The Criminalization of Uninspected Border Crossings

In 1929, Congress made it a crime to enter the United States without inspection. At the time, white nationalists were demanding that Congress close the nation’s back door to Mexico. “The most dangerous mass immigration now menacing us is that from Mexico,” they warned after Congress adopted the Johnson-Reed Act, which banned Asian immigration and slashed Black immigration but left immigration from most of the western hemisphere numerically unrestricted. Employers in the American West wanted to keep the nation’s doors open to Mexico. Still, under pressure from eugenicists and other white nationalists, Congress opted to criminalize a popular entry method used by Mexicans: uninspected border crossings. In particular, the Undesirable Aliens Act of 1929 made it a federal misdemeanor to enter the United States without inspection, punishable by a fine and/or up to one year in prison, and a federal felony for migrants previously deported from the United States to reenter or attempt to reenter the United States without inspection, punishable by a fine and/or up to two years in prison. The criminalization of uninspected border crossings did not stop Mexican immigration to the United States, but it did criminalize many, if not most, Mexican border crossers. Since 1929, Mexicans and other nonwhite immigrants arriving at the U.S.-Mexico border have, by design, comprised the overwhelming majority of immigrants arrested, prosecuted, and imprisoned for unlawful entry/reentry.
Timeline of Key Events
Chinese Exclusion Act (May 6, 1882)

Immigration Act of August 3, 1882
Elk v. Wilkins (November 3, 1884)
John Elk (Ho-Chunk) was denied the right to vote in Nebraska on the ground that he was an “Indian,” even though he was born in the United States. He argued that he was a citizen under the Fourteenth Amendment because he was “born . . . in the United States, and subject to the jurisdiction thereof,” and therefore entitled to vote, especially because he had fully severed his relation to his tribe. The Supreme Court rejected his claim, holding that people born in (and as members of) “an independent political community” are not entitled to birthright citizenship. In 1924, Congress assigned citizenship to all Indigenous people born in the United States, effectively overruling Elk.

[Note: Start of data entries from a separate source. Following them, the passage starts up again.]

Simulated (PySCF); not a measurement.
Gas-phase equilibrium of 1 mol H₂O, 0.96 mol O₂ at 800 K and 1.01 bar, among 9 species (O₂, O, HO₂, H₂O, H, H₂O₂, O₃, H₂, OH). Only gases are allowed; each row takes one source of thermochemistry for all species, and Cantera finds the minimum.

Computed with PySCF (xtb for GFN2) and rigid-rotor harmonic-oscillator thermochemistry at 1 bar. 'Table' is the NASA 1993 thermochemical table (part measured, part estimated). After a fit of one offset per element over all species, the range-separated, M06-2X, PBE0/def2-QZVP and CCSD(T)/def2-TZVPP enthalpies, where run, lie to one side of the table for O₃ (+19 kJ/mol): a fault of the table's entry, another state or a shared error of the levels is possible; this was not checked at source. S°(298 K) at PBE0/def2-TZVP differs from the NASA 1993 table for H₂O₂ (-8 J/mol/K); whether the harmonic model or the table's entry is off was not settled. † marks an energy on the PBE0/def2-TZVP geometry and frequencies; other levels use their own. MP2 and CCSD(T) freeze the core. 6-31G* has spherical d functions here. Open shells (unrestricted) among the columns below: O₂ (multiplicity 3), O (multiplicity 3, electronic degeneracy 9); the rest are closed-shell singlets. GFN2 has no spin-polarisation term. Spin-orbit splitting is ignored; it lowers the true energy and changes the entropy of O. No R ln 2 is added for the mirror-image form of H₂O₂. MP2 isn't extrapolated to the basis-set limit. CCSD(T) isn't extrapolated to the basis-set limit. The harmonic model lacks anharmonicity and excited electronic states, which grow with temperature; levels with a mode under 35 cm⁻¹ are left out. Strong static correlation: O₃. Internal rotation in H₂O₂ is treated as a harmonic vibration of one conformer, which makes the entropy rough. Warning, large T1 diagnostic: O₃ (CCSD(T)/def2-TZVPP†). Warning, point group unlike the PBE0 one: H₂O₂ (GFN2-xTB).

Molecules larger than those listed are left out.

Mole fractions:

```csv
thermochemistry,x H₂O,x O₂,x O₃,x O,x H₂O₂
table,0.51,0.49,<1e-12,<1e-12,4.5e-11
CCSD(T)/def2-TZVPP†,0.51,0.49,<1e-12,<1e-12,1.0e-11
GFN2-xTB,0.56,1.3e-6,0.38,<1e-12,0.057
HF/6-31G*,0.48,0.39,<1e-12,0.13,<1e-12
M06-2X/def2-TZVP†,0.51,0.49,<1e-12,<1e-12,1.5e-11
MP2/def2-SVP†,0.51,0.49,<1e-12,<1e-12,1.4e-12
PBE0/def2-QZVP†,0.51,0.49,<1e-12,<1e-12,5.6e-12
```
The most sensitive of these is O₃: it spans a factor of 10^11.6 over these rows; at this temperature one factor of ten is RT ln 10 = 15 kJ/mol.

The Scott Act (October 1, 1888)
Chae Chan Ping v. United States (May 13, 1889)
The United States Supreme Court ruled that, as a matter of national security, Congress could impose rules to stop non-citizens from entering the United States for any reason, including race. As the Court explained, “The power of the legislative department of the government to exclude aliens from the United States is an incident of sovereignty . . . If, therefore, the government of the United States, through its legislative department, considers the presence of foreigners of a different race in this country, who will not assimilate with us, to be dangerous to its peace and security, their exclusion is not to be stayed because at the time there are no actual hostilities with the nation of which the foreigners are subjects.” The Supreme Court has never overruled Chae Chan Ping. On the contrary, courts continue to cite it as precedent to support broad claims of government power over immigration control, and even to engage in race discrimination at the border.
Immigration Act (March 3, 1891)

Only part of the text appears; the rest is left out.